What Happens When A Person Has An Epiphany?

What Happens When A Person Has An Epiphany?

The entire industry of puzzle gaming is held up on the joy of problem-solving and the endorphin rush that is felt when a player suddenly figures it out. Science knows very little about that brief moment when we all just get it, and in a new study, researchers have attempted to gain some insight by watching people have epiphanies.

Source: Universal Pictures

A new study published yesterday in Proceedings of the National Academy of Sciences outlines how researchers at Ohio State University are attempting to learn more about “epiphany learning”. Most people could outline the broad strokes of how they arrived at an epiphany but that doesn’t really help us understand the millions of little things that lead to that aha moment. The Ohio State researchers are using a combination of eye-tracking and pupil dilation technology to gather objective data.
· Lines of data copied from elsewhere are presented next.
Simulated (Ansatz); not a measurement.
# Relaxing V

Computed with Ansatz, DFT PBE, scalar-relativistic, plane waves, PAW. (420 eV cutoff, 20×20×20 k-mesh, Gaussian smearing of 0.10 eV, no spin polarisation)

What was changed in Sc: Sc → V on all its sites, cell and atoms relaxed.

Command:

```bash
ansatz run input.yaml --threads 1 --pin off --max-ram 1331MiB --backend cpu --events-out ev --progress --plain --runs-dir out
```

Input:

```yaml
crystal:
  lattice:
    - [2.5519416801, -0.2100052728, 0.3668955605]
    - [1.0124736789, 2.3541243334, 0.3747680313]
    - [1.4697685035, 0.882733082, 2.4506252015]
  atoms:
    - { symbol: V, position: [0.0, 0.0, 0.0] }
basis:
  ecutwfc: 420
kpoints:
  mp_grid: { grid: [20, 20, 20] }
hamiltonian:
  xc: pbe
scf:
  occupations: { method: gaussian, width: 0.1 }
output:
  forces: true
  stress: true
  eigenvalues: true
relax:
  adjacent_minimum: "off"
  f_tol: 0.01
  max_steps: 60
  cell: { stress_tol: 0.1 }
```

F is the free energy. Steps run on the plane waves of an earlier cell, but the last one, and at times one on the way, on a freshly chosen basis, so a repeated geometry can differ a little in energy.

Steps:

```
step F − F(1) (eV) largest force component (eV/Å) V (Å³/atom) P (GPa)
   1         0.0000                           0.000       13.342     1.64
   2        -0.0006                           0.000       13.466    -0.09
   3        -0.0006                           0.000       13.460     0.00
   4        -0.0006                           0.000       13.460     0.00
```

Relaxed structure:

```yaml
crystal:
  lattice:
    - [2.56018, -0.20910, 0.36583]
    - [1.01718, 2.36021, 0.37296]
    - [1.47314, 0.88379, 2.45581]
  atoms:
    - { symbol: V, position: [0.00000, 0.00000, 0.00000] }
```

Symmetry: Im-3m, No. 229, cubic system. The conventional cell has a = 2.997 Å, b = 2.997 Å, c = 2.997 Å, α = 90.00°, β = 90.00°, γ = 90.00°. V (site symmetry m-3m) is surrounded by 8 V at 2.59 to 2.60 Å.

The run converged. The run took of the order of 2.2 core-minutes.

I’ll let you know up front that the researchers did not come to a momentous epiphanic conclusion about the nature of epiphanies by the end of this one study. Baby steps. But that doesn’t mean their methodology and conclusions aren’t still interesting as hell.

Using a control group of 59 students, the scientists had their subjects play a game. It had to be kind of complicated so that there was something to work out. Basically, two subjects competed against one another by choosing one number from 11 options that were arranged in a circle. The winner was always the person who chose the lowest number, so zero would be the ideal pick.

The students went through 30 rounds, each time with a different opponent. On a turn, they would see the numbers and make a selection. At the end of the round, they would see their selection, their opponents selection, and the correct answer. They would then have the option to stick with that selection for the rest of the study. All the while, an eye-tracker was logging where they were looking while they worked out the problem. Those who chose zero in the midst of the game and decided to stick with it had most likely had their moment of realisation and the researchers could study those brief seconds before it occurred.

“There’s a sudden change in their behaviour. They are choosing other numbers and then all of a sudden they switch to choosing only zero,” co-author of the study Krajbich tells Science Daily. “That’s a hallmark of epiphany learning.”

The researchers found that 42 per cent of the students correctly committed to zero, 37 per cent committed to the wrong number, and 20 per cent never landed on an answer they were certain about.

What was different about the people who experienced an epiphany and correctly understood the puzzle? Primarily, they paid more attention to their own choices than their opponents. Krabjich says, “when your pupil dilates, we see that as evidence that you’re paying close attention and learning.” For the winners, their pupils would dilate as they studied the results after each round. They also spent more time looking at their choice and the correct choice whether they won or lost.

Those who realised zero was the best option also didn’t appear to gradually build up to that choice. Though they did look at zero more often than participants who selected the wrong number, they didn’t increasingly consider the commit button. There was just a moment that they knew, hit commit, and the pupil dilation vanished.

The immediate takeaway is kind of a life lesson from science: “It is better to think about a problem than to simply follow others,” Krajbich says. But there are bound to be more epiphanies as research into this subject continues.